The Irvine City Council on Tuesday, Nov. 14, unanimously approved a $30 million construction contract for an elevated pedestrian bridge that will connect the Jeffrey Open Space Trail at Interstate 5. Once completed, the JOST/I-5 Bridge Project will create a walkable overpass above Interstate-5.
Specifically, the JOST/I-5 Bicycle and Pedestrian Bridge Project will fill existing gaps in the Jeffrey Open Space Trail system which serves as one of Irvine’s most popular trails. According to a staff report, the JOST/I-5 bridge will connect Cypress Village at the north and the JOST Extension at the south, spanning I-5, California Department of Transportation Park and Ride, and Walnut Avenue.
In terms of overall costs, Irvine has approved a final budget of $30,608,349 for the project, which is slated to be completed by 2025.
The city awarded a construction contract for the amount of $23,144,703 to Guy F. Atkinson Construction LLC., along with a $2,499,989 engineering services contract with T. Y. Lin International. The council also approved a project budget adjustment for $3,700,000. Project funding also includes $10 million from the State of California Grant Fund.

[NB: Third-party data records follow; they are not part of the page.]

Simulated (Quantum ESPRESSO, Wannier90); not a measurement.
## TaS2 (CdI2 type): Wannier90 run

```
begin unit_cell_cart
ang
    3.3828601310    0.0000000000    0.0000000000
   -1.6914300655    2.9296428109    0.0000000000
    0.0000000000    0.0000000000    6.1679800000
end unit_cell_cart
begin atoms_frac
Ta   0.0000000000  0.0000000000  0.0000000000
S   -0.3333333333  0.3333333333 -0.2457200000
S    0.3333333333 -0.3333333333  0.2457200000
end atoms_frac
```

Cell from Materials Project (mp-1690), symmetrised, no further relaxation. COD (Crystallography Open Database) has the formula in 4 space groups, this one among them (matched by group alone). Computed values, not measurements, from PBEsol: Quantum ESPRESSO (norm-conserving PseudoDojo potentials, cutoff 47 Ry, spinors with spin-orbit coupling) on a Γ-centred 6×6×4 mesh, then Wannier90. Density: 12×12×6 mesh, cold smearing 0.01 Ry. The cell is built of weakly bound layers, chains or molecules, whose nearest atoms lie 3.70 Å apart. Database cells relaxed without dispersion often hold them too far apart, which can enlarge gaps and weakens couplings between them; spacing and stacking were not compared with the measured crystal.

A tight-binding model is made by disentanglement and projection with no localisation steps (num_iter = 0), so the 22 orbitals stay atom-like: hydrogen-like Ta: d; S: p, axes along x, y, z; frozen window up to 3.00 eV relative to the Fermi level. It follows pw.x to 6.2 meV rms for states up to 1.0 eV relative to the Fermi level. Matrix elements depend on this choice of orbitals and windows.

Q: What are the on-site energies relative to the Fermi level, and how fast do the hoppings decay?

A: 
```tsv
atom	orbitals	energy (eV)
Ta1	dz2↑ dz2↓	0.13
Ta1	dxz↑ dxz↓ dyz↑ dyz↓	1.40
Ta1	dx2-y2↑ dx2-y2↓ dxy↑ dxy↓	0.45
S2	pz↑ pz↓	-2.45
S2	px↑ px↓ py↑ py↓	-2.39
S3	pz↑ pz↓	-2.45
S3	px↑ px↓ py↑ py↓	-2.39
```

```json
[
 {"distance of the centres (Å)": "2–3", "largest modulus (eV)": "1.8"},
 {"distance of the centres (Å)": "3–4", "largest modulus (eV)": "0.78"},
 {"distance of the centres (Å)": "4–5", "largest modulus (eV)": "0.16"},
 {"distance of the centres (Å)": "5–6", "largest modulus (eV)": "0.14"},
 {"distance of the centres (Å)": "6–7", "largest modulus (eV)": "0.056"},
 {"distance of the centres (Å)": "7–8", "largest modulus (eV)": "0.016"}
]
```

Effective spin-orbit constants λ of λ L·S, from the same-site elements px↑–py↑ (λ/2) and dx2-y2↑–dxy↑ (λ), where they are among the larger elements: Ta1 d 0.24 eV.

In the years ahead, the bridge will act as a critical puzzle piece in connecting Irvine-based trails with nearby trails extending to the Pacific Ocean, Santa Ana Mountains and the Cleveland National Forest.
With an official length of 1,190 feet, the bridge will be designed with a clearance of 22 feet in height, a width of 21 feet and provide 15 feet of surface for pedestrians and cyclists.
Staff reports indicated that Irvine received seven different competitive bids for the project with the highest bid for $32,635,420.50 from Nationwide Contracting Services, Inc.
Irvine City Council Member Tammy Kim questioned the reasoning behind the bid selection and asked if the project would fall into Irvine’s recently approved Community Workforce Agreement.
Irvine’s CWA looks to prioritize the hiring of Irvine residents for city-related construction projects with a cost of more than $500,000. The CWA has also established an apprenticeship program to maintain a workforce of 30% local hires for all Irvine-based construction projects.
Irvine City Manager Oliver Chi explained that the JOST/I-5 Bridge project will be the city’s first under the CWA, which was established in May. Chi added that due to federal regulations, the city was required to select the lowest responsible bid.
“This or any public works related projects, we are required by state and federal law to only accept the lowest responsible bid that is submitted. However, all of the bidders that submitted their pricing for the project had to bid the job consistent with all of the Union Shop-related wage rates that are embedded in our CWA,” he explained. “While we are going with the lowest responsible bid, in the comparative bidding process everyone utilized the same input as it relates to labor costs.”
Irvine resident Jack Fancher is an avid cyclist who rides through the city but says he feels unsafe in some areas. Fancher submitted an e-comment in support of the JOST/I-5 Bridge construction, adding that he’s been waiting for approval of this project.
“In 1988 I voted for the Irvine Open Space initiative that created the Jeffrey Open Space Trail (JOST). In the last 15 years, I have been regularly cycling around the trails and bike paths of Irvine. I really appreciate the JOST bridges and off-street trail. I often must cross the I-5 corridor. It is an obstacle to north-south cycling in Irvine. There is currently only one off-street trail crossing of the I-5, the Peters Canyon Trail beside the flood channel. For personal safety reasons, I no longer cycle the Culver or Jamboree on-street crossings, rarely use the Harvard On street crossing. I must use the Sand Canyon on-street “trail” which is hazardous,” he wrote. “I’ve been waiting a very long time for the JOST crossing of the I-5. Please keep it moving along. Approve this project.”